India will adopt a more aggressive approach under Virat Kohli: Mitchell Johnson
Sydney, Jan 2 - Australian pacer Mitchell Johnson has said India will adopt a more aggressive approach and redefine the way the country plays its cricket under new skipper Virat Kohli, starting from the fourth and final Test beginning on January 6.
Kohli captained India in the first Test at Adelaide and called upon an attacking mindset to counter the Australians, renowned for their tactic of "mental disintegration" of the opponents through sledging.
He got into a full-on confrontation with Australia's leading pacer Mitchell Johnson and wicketkeeper Brad Haddin, and Johnson said he expects more of the unabashed attitude from the young Indian.

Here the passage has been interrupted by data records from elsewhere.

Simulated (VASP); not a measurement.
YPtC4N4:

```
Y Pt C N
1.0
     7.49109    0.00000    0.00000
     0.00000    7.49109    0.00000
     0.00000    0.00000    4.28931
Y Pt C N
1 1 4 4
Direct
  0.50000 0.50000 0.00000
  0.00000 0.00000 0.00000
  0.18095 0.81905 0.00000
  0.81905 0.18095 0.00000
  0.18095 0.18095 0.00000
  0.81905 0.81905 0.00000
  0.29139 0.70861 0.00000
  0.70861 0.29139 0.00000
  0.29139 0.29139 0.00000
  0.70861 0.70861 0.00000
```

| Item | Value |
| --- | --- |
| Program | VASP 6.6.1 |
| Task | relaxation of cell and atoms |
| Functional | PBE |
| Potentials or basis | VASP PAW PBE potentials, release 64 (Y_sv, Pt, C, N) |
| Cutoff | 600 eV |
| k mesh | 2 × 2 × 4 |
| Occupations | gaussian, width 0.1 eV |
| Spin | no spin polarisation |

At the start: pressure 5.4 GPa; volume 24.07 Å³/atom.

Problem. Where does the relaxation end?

"It could be quite interesting because they're not known for that aggressive type of play," Johnson was quoted as saying on Friday.
"But ever since I've seen him play cricket, I've always seen him pretty fiery. So he'll definitely be an aggressive type of captain I think in the way he sets fields, and I think you'll see a lot different to what Dhoni did."
Johnson also noted that Kohli was an extremely competitive individual.
"He's an interesting character. He is a fierce competitor and he really does like to get involved in it all."
India's previous captain Dhoni, in comparison, preferred a more composed approach and asked the teams to "tone down" the verbal barbs during his last press conference as India skipper.
But Johnson expects a change in mentality, irrespective of the opposition.
"It doesn't matter who he plays against, he plays in your face and that is how he likes to play the game," Johnson said.
The 33-year-old pacer said he expected the on-field chatter to continue at Sydney.
"It's just harmless stuff, that's out there. There's a lot of talk out in the media at the moment as bad sledging and pretty full on stuff but it's all pretty harmless," the Queenslander said.
"Virat's just been telling us how many runs he's scored and we've just been saying we're two-nil up in the series so that's pretty much it. It's always been part of the game and always will be."